Vietnam, which is battling high inflation and other economic problems, has added nearly $4 billion this year to its foreign reserves, a government report on Thursday said.
The State Bank of Vietnam will further increase reserves by the end of 2011, the report to the National Assembly by Deputy Prime Minister Nguyen Sinh Hung said, without giving the current level of reserves.
According to the Asian Development Bank, Vietnam's foreign reserves were $12.4 billion at the end of 2010.
In recent years, Vietnam's reserves have declined.
The thinning foreign reserves and a trade deficit each month since April 2009 have put pressure on the domestic currency, the dong, while the economy also struggles with inflation, funding shortages, falling foreign investment, the government has said.
Vietnam's trade deficit this year will widen to between $14 billion and $14.5 billion, up more than 10 percent from 2010, despite stronger-than-expected growth in export revenues, the government has said.
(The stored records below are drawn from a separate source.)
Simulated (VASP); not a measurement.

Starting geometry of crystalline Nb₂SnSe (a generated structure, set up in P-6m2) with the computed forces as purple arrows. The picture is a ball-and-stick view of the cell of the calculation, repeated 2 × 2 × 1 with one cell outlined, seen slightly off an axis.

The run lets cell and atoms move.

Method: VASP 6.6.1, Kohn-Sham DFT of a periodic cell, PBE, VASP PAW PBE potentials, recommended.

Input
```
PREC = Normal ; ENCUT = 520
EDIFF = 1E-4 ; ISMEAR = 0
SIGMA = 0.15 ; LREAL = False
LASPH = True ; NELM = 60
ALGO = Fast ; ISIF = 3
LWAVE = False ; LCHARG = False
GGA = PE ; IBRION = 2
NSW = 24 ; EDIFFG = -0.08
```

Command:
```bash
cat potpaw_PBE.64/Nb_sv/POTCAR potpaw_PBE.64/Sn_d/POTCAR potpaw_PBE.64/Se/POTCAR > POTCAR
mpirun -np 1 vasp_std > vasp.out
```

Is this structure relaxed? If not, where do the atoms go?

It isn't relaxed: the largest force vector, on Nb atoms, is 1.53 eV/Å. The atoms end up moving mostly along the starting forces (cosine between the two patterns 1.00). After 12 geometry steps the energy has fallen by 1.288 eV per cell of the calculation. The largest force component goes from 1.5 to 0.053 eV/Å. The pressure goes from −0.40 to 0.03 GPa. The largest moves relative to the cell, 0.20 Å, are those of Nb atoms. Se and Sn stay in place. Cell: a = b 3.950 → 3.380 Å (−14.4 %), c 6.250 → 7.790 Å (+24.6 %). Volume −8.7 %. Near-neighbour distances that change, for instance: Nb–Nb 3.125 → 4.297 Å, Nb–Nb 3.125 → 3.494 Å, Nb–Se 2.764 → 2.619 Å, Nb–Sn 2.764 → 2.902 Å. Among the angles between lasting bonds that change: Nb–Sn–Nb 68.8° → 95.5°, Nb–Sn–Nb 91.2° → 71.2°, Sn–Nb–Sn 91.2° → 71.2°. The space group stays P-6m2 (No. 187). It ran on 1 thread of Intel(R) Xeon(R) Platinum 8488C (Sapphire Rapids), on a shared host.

On Thursday, a parliament official said the government should take stricter measures to cut the trade deficit.
Ha Van Hien, head of the assembly's Economic Committee said at the body's opening session that "The trade deficit, the main factor to insure national foreign currency balance and stabilize foreign exchange, has yet to be essentially improved."
Hung, the deputy prime minister, told the parliament Vietnam will change tax policy to limit the imports of consumer goods to help cut the trade deficit.
The government would also monitor the import of material, equipment, goods by state-owned companies using state budget and proceeds from government bonds, he said.
Hien urged the government to issue a list of import restricted goods and limit the imports of unnecessary goods.
"If not well controlled, the trade deficit will be large and the foreign exchange rate will be under great pressure at the end of the year," he said.
Exports between January and June reached $43.06 billion, up 32.6 percent from a year before, and imports in the period rose 27.1 percent to $49.5 billion, customs data showed earlier this week.
The deficit with China accounted for 82 percent of the total trade gap in the first five months of 2011.